The wonderful world of listening to the radio

Tag: Curacao

QSL Direct 107 Curacao

I got “Great!” as an answer on my reception report for Direct 107, a station broadcasting on 107.1 FM. Is it enough to count as a QSL or not? Probably not. But for me it is another nice souvenir from a holiday on Curaçao!

Nevertheless I’m still grateful to the people at the station for acknowledging my reception report. Nice logos on the email make up for the lack of detail! And I learned a new word in Papiamento: “Atministrashon”.

Direct 107 broadcasts in Papiamento, the language of the people on Aruba, Curaçao and Bonaire. On Curaçao it was recognized as an official language in 2007 (which is a bit late if you ask me). If you know a bit of Spanish and English you might be able to understand a bit of it. But the origin is Portuguese rather than Spanish. Which is a reminder of dark times when the Dutch “imported” slaves from the Portuguese colonies Cabo Verde, Senegal and Guinea Bissau to the islands.

Modern Papiamento is more a mixture of Spanish, English and Dutch though. There are 180.000 people on the islands that speak Papiamento. Together with the people from the islands that live in The Netherlands there are about 250.000 Papiamento speaking people in the world. I would have loved to send my report in Papiamento language, but there is no Google Translate for it…

Direct 107 is one out of two stations of Direct Media on FM. They also run a television program TV Direct13.

QSL Hitradio 915 Curacao

Maarten Schakel, station manager, was so kind to QSL Hitradio 915 Curacao. I submitted around 10 reception reports to various FM stations on Curacao. This was only the second report that got confirmed. Together with the email from Paradise FM it is the only detailed response I received so far.
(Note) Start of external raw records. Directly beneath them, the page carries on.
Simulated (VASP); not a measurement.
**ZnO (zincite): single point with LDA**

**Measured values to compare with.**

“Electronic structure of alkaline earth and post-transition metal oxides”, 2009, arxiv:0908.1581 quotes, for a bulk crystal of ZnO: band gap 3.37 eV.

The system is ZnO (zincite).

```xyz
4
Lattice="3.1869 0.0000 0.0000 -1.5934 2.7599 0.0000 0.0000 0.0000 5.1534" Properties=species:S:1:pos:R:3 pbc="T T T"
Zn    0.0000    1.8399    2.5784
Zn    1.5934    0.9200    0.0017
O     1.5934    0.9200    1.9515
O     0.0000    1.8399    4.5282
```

I sent my report to . Do visit the Hitradio 915 website. It is really very flashy and gives you that special Curacao holiday feeling: Bon Bini!

Email to QSL Hitradio 915

QSL Paradise FM 103.1 MHz

Since 2010 Curacao, a former Dutch colony, is an independent country. And thus the EDXC lists it as a separate radio country as well. Unfortunately, by the time I resumed my hobby about a year ago, the only medium wave station Z86 went bankrupt and is off air. The Dutch Coastguard in Willemstad, which I received often between 1980-1990, doesn’t have a significant HF presence anymore as ship traffic goes by satellite. All that is left is basically FM. So when I visited the island in March this year I decided to send QSL requests to the stations I heard, in an attempt to add Curacao to my collection.

Email to QSL Paradise FM.

Joris Reer from Paradise FM was the first to reply with an email confirmation of my reception. Joris, who is host of the afternoon show, also asked my phone number. Next day I was on the air in the “Reer in het Verkeer” show explaining what our beautiful hobby is all about. Unfortunately for English speaking readers the show, like the QSL, is in Dutch which is still the official language on Curacao, next to Papiamento and English.

If I did my homework correctly, Curacao is the 197th radio country in my collection. And yeah, Joris was correct that it is a bit of a “cheat” as it is obviously not really DX. The only other “cheat” in my collection is Liechtenstein. I received “Radio L” while traveling with my wife on a 1500 km bicycle tour through the Alps years ago. I drafted my reception report during a stop for lunch in the capital Vaduz.
But if anything, the Paradise FM QSL is a nice memory of a beautiful holiday on Curacao!

Joris Reer, afternoon show host on Paradise FM.

Curaçao DX adventure (3)

For an island with a population slightly over 190.000 people Curaçao has quite a few FM radio stations! I heard 17 different ones during my stay on the island. Ok this is not DX, but I’m just fond of radio. And it was nice to see the variety of radio stations in either Dutch, Papiamento (or a mix) or even in Spanish (like Radio Rumbera). Quite a few religious stations (New Song, Messianic Waves, Deltha), and a wide variety in music styles.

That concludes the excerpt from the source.